In 1999, the “late” Jewish Observer (partial archive here) ran a feature on how to teach middos, i.e. proper, morally upright, religiously inspired behavior. The major question was, whether behavior is most efficiently and most effectively acquired through formal or informal means. In his article Dr. Benzion Sorotzkin argued that formal middos education is neither the most efficient, nor the most effective way to help the students internalize these values. Sadly, I could not find R’ Joseph Elias’ article on the web, but IIRC in that feature, he argued for the utility of formal middos education.
In many yeshivot, the study of the underlying philosophical-ethical material, the so called mussar works, constitutes an integral part of the curriculum. However, some would argue that any such study only becomes truly useful after properly developing and nurturing a moral disposition. Take Lashon haRa’, for example, the sin of gossip and slander. Some would argue that the most effective way to train students would be through the intellectual study of works on this topic, such as the Chafetz Chaim. However, consider that the following reason for the prohibition on gossiping: that God wants people to live in peace and harmony with each other, while tale bearing and slander are major contributors to strife (Sefer haChinukh §236).
If the purpose is to increase interpersonal peace and harmony, perhaps it is best achieved by … promoting interpersonal peace and harmony. Which is why the following article caught my eye:
Elementary school students who participated in a three-month anti-bullying program in Seattle schools showed a 72 percent decrease in malicious gossip.
“Gossip is an element of bullying, and it can lead to physical bullying,” said Karin Frey, a UW research associate professor of educational psychology. “Kids will tell you that gossip is just as painful as physical bullying.”
But teachers tend to not view gossip as a significant form of bullying, Frey said. Since gossip can lead to physical bullying, she and her collaborators investigated whether the program would help suppress teasing, name-calling, rumor-spreading and other ostracizing chitchat.

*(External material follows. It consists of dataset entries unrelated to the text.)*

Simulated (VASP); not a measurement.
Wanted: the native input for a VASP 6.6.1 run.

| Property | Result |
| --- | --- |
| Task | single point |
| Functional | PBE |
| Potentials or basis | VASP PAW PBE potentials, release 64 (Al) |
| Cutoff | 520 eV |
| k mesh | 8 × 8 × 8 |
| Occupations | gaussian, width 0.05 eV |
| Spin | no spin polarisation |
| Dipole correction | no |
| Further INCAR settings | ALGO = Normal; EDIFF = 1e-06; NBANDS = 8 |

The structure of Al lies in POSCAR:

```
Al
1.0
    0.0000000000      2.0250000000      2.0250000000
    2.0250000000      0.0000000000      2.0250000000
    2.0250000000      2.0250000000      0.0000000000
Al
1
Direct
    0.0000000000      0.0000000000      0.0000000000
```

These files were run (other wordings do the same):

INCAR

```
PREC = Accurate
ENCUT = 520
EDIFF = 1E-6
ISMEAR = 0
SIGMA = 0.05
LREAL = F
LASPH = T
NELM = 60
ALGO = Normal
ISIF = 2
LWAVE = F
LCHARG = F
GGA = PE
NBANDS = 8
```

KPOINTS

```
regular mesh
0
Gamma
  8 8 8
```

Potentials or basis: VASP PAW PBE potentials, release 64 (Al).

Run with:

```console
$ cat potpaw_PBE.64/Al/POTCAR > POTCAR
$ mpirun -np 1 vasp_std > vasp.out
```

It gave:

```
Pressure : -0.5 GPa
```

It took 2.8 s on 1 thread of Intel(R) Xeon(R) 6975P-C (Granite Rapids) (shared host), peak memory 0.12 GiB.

“Gossip is surprisingly visible, because you have to have more than one person, and it can last awhile,” said Frey, who led development of the Steps to Respect program in 2000.
After observers heard gossip on the playground in the fall, the anti-bullying program began in half of the 36 classrooms. During three months, teachers taught Steps to Respect lesson plans that encouraged empathy, taught assertiveness and emphasized that bullying is not a social norm.
The article also contains the following gem:
Frey said that bystanders are really important in decreasing gossip and bullying, but many times bystanders feel uncomfortable and don’t know what to do. Bystanders’ silence can give a lot of power to bullies, but if bystanders speak up, the bullying stops.
That’s true for adults, too. This reminds me of a young woman I know, who radiates an aura of empathy and of zero tolerance to gossip, without ever reproaching anybody. She will never allow herself o slip into gossiping or to stand by idly, but will instead discreetly leave a company. She does it so gracefully that people around her naturally learn to avoid gossip while she is around.